Incidents like the Steinhoff saga has made it hard to know who you can trust, according to David Couldridge, head of environmental, social and governance (ESG) Engagement at Investec Asset Management.
He said governance is a key element of ESG assessment when making investment choices.
"A lack of governance is not just the fault of an external auditor. Investors too must hold a board accountable," he said at the 12th Green Building Convention hosted by the Green Building Council of SA (GBCSA) in Cape Town this week.
"We all need to step up to the plate and know who manages our money and what they do about responsible investment. Clients now demand this much more than about five years ago. Ask questions."
He said there has been an "explosion" in responsible investment. The demand for responsible investment used to be mostly from Nordic countries, but now it comes from all over the globe.
Pension funds of the world want asset managers to integrate ESG. So it is about the environmental and social returns as well, and not just about the economic returns. One must, therefore, understand what the leading practice is, but there is, however, no one-size-fits-all approach.
He said the World Economic Forum (WEF) has reported that global environmental risks are increasing.
"We cannot invest our clients' money into uncertainty - and water risk is a part of this kind of uncertainty. It raises the issue of what the true cost of water is in terms of investment," he added.

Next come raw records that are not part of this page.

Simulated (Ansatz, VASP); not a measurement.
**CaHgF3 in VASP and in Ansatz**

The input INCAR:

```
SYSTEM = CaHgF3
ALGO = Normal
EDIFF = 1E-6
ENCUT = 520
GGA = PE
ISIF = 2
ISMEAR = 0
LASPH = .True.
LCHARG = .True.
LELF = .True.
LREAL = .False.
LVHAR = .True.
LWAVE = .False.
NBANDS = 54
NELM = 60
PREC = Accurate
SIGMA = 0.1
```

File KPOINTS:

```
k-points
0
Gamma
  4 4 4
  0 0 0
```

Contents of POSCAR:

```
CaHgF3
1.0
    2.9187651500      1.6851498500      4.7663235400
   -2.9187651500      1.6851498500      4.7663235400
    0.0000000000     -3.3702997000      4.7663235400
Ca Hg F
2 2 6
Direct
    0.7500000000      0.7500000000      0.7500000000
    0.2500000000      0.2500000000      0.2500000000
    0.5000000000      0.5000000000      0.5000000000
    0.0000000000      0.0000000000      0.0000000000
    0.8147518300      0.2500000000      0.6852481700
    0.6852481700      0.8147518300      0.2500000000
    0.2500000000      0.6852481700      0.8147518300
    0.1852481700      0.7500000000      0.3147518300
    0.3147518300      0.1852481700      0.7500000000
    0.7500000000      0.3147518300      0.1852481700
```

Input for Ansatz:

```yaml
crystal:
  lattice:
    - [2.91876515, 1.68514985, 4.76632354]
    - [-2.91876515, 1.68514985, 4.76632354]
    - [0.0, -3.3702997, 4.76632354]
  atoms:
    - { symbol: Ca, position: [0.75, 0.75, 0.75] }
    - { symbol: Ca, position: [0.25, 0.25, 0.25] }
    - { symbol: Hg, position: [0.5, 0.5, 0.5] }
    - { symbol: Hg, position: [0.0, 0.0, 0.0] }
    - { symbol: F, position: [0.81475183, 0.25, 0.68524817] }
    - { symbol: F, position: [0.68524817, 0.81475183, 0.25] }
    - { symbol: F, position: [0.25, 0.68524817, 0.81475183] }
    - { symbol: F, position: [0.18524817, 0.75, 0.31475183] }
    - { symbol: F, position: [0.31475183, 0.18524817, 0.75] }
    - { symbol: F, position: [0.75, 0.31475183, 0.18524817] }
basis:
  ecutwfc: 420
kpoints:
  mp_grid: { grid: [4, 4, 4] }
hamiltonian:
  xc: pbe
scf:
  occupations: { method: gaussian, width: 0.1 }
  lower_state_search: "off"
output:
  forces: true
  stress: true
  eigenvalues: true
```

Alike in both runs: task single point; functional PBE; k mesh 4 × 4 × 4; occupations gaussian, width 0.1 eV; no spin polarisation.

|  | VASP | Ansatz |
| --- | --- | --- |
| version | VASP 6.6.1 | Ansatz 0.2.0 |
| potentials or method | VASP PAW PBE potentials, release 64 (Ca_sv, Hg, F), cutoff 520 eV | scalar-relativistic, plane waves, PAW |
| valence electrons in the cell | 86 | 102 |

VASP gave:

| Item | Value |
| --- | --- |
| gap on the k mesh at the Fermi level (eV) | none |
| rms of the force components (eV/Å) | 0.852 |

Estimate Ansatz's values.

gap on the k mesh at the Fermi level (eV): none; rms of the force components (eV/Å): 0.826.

"We all realise now it is a very serious problem if there is no water. We must move beyond short-term thinking to long-term thinking. It is about leadership at the end of the day - both political and corporate."
In his view it is very important to have the right policies to focus on sustainable development goals.
"If we thought water was a crisis, imagine the consequences of an inequality crisis to go with that," he said.
"Time is running out. Leadership is needed to move from irresponsible short-term thinking about the environment. Water is not just an environmental issue anymore, but a societal one."